As a performance analyst or capacity planner, you already know all about Little's law—it's elementary. Right? Therefore, you completely understand:
- How Little's law relates inventory and manufacturing cycle time
- John Little (now 84) is not a performance analyst
- John Little did not invent Little's law
- Little's law was known to A. K. Erlang more than 100 years ago
- That there are actually
twothree versions of Little's law - Little's law is not based on queueing theory
- Little's law expresses the fact that response time decreases with increasing throughput
- However, on the SPEC website you'll see that response time increases with increasing throughput. WTF !!!?
If you're feeling slightly bewildered about all this, you really should come along to my talk (assuming you're in the area). Otherwise, you can read the slide deck embedded below.
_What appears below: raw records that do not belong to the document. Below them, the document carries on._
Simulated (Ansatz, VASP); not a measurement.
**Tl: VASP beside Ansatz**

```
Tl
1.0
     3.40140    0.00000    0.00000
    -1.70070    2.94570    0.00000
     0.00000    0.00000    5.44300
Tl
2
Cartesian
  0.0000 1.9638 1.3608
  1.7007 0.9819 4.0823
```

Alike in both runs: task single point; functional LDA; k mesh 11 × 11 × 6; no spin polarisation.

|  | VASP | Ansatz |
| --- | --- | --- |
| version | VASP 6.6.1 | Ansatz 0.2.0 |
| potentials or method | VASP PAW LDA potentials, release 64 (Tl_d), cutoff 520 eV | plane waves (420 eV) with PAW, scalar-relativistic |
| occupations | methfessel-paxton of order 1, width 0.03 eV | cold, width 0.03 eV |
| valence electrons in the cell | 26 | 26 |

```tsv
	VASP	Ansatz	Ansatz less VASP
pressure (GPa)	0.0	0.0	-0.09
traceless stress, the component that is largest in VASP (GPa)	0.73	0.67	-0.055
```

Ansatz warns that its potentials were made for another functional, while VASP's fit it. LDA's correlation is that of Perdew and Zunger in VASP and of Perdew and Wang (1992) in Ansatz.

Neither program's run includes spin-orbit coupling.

I'll show you how I discovered the resolution to the apparent contradiction between items 7 and 8 (above) by representing Little's law in 3-dimensions. It's very cool! Even John Little doesn't know about this.
Oh yeah, and I'll also explain how Little's law reveals why it's possible to make your application IOs go 10x to 100x faster. IOPS bandwidth has become irrelevant.
Some of these conclusions are based on recent work I've been doing for Fusion-io. You might've heard of their billion IOPS benchmark, and more recently by association with SSDAlloc software from Princeton University.
* If you're not a ncCMG member, it's a one-time $25 entry fee, which then makes you a life member. See the bottom of their web page for payment and contact details.
11 comments:
I would be very interested in hearing what you have to say on this topic - but I am on the wrong coast. Is there any chance of having the session recorded? Even if audio only?
Not only wrong coast, but wrong pond. :) Though rather near my Alma Mater (Soton).
It's been a while since I gave a ncCMG presentation, but last time they certainly did not record the sessions.
Maybe go and bang on UK-CMG to get me over there, once the Olympics mob has cleared out. :)
Hopefully ncCMG will post the slides after the meeting. I just love the idea of 1B IOPS for a critical OLTP database like trading systems. Do you know if Fusion-io is working on techniques to provide storage-based replication like EMC SRDF for business continuity or disaster recovery?
I'm doing research, rather than product dev, but this press release from yesterday would seem to be along the lines you're interested in.
PR: Fusion-io's ION software turns its ioMemory into a shared storage target.
That's a pretty interesting plot you included with your post. I assume R(s) means response time in seconds, X(QPS) is throughout expressed in queries per second, and N is number of users.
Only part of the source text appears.